Today’s Card of the Day features left-handed pitcher Larry McWilliams, who pitched for the 1982-86 Pittsburgh Pirates. This is the first time that he’s featured in this series, so I had plenty of options. I chose this particular card simply because it’s a great pose. I scrolled through Ebay looking at scans and quickly settled on my choice as soon as I saw his 1984 Donruss card. I was originally going to go with a side shot so you could see his funky delivery that helped him strike out 199 batters during the 1983 season, but this card really caught my eye because of the camera angle. I think you’ll agree with my choice.
Here’s the front of the card:
There it is, and it doesn’t hurt that it’s from the 1984 Donruss set, which is considered the toughest full size set from the 1980s, one that picked up a lot of steam for a time because of the Don Mattingly rookie card, which once reached $100 in value because a back injury sidetracked a likely Hall of Fame career.
The camera angle for McWilliams is great, almost like you’re seeing exactly what the batter saw. Not shown here is the funky, strange angle leg kick in his delivery, right before he dropped down and delivered this pitch, with the ball leaving his hands a split second before the photographer got this shot. What I also like about this photo is that it shows (in my opinion) the best pants/jersey combo from the mix-and-match era. The black pants, gold top, capped off with the pillbox hat, really makes for the best uniforms in baseball history. Like I said, just my opinion, but I’m willing to bet that some people agree with me.
I have never been a huge fan of the 1984 Donruss design, but at least it showed some originality after a very plain 1981 design, followed by the 1982 and 1983 sets looking very similar to each other. In another opinion of mine, I think Donruss really had just one design that really hit during their first decade in the game. I’m a huge fan of the 1987 Donruss set.

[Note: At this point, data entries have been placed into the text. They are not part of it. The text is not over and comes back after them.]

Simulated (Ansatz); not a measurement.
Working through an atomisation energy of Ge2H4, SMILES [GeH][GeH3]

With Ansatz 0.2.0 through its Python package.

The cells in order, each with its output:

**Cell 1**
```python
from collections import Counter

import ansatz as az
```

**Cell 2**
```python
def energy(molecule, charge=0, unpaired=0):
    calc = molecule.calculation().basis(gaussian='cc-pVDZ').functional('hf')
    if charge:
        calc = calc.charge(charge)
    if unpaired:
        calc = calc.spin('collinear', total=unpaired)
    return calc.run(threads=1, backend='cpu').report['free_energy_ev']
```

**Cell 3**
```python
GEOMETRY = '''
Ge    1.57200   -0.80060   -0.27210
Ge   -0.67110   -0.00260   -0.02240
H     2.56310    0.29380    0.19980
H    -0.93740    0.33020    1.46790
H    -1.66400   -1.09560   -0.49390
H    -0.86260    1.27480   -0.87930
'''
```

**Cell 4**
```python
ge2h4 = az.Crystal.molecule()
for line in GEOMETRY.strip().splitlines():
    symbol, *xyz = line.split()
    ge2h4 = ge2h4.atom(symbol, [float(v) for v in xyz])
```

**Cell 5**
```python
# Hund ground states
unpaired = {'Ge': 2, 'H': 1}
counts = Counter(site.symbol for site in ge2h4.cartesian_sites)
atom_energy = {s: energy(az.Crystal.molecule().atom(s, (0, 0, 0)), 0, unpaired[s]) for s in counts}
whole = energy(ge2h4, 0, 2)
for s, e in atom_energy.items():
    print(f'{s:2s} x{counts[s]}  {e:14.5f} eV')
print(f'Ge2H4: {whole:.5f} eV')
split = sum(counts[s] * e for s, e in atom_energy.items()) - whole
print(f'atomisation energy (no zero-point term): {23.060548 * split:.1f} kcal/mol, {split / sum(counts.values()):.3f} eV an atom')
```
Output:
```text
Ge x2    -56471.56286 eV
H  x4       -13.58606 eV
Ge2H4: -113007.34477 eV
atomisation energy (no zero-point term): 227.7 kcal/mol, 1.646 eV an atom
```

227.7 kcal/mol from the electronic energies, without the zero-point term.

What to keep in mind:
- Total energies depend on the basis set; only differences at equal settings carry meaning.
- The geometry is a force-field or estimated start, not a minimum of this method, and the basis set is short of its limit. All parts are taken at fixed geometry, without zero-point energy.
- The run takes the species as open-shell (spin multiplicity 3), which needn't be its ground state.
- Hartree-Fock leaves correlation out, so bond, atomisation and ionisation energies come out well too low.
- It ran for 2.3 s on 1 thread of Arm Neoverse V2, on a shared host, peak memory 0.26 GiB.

Here’s the back of the card:
The back of 1984 Donruss cards all have the same set up. It shows up to five seasons of stats for every player, hitting all of the popular stat categories for card backs during that era. I like the contract status section on the backs, not something you find often on cards, and it’s actually tough to find sometimes now for players in the early years of free agency. It also tells you that the Pirates traded Pascual Perez to get McWilliams, in one of those rare trades that works out well for both teams.
His career highlight was being the best pitcher on the 1983 Pirates. A quick check of Baseball-Reference shows that Rick Rhoden put up 4.7 WAR in 1983, John Candelaria had 4.5 WAR, and McWilliams had 3.8, just above Kent Tekulve. I don’t blame Donruss for that claim though, McWilliams clearly had a strong season. In fact, that entire starting staff had a strong year, with Rhoden/Candelaria/McWilliams joined by Lee Tunnell and Jose De Leon, no one had an ERA higher than 3.65 that year.
If you’re interested in this card, you’ll be happy to know that it can be easily found on that Ebay site for $2 delivered, with many options to choose from. Some of those options are hidden by people who list single cards in huge groups, so you see a scan of someone else, then you need to go to a dropdown section to see if certain players are actually still available. You can get good deals that way, but it’s very frustrating at times when it shows up and the player you searched isn’t there.